Addressing the 82nd annual general meeting of ATPA here on Saturday, chairperson Nazrena Ahmed said that survival of the organised tea sector was at stake in a scenario of falling prices of tea and spiraling production and overhead costs.

Ahmed said that since 2012 tea prices had fallen as compared to Compound Annual Growth Rate (CAGR) and that further erosion of prices in the auctions would severely cripple the economy of the State and would be a death knell to the 182 year-old industry that employs 12 lakh people directly.

She pointed out that contrary to the falling trend of the prices in the auctions, the cost of every input in the manufacturing of tea had gone up manifold.

“It is not just auction prices we have to address, there were other bundle of issues affecting the industry from two percent tax deducted at source on cash withdrawal, lack of urea due to Brahmaputra Valley Fertilizer Corporation at Namrup not functioning coupled with lack of train tracks to bring urea from other States to the listing of natural gas supply to tea industry as non-priority by the Petroleum and Natural Gas Regulatory Board,” Ahmed said.
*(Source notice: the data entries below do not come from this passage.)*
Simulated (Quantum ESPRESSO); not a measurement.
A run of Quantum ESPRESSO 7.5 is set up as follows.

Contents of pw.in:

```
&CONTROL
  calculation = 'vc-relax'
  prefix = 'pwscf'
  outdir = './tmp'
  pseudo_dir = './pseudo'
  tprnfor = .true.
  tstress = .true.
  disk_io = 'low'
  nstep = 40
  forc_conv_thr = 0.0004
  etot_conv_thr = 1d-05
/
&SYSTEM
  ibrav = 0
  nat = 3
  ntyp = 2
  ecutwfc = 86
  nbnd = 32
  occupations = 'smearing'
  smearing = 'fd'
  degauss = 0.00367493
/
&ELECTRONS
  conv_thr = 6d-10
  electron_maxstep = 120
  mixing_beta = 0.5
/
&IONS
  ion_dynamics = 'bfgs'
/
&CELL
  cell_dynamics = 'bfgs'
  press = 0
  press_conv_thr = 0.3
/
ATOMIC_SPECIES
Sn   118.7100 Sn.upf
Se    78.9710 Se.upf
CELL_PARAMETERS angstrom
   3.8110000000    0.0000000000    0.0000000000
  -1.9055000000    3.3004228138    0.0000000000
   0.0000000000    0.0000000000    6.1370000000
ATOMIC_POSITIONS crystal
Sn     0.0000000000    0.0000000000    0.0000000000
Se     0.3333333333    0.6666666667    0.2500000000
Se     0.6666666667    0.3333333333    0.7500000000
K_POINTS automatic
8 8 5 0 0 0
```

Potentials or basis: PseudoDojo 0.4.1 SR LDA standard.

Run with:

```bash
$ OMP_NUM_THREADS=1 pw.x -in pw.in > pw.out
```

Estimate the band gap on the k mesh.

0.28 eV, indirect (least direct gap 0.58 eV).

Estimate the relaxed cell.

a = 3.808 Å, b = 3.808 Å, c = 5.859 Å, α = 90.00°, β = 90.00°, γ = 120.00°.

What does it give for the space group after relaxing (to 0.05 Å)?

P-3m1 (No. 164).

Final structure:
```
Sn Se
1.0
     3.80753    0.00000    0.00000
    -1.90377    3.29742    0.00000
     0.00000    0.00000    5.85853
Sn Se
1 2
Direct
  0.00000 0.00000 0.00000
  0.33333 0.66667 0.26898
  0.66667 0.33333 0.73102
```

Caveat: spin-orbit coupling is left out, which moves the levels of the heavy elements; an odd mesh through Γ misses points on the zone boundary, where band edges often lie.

Calling for a level playing field, she said that the organised tea sector had to adhere to several government Acts including the Plantation Labour Act, 1951, which did not apply to small tea growers who were now producing 51 per cent of tea.

“These had severely increased input costs for the organised sector over which the producer had no control,” she said.

Ahmed  stated that in spite of stringent cost cutting measures the industry was undertaking the sector was limping towards a “bleak future”.

She said that the tea is now “not the cup of joy but the cup of woes brimming over”.

Ahmed further said that an imbalance in prices, which was the case of prices in auction centres going downward and stagnating, but the individual customer, was purchasing tea at more than hundred times the auction average prices.

Ahmed suggested that tea be given a minimum benchmark price as per the Swaminathan formula for agricultural commodities which would provide a modicum of relief to the industry.

While stating that there was scope to increase exports and employability, the government should give a revival package and extend the Green Climate fund for zero budget natural farming for continued sustainability for the next 100 years.

She further said that the industry has sustained itself for 182 years, but now the industry was at crossroads and in a conundrum, for the way forward a paradigm shift was required by all stakeholders.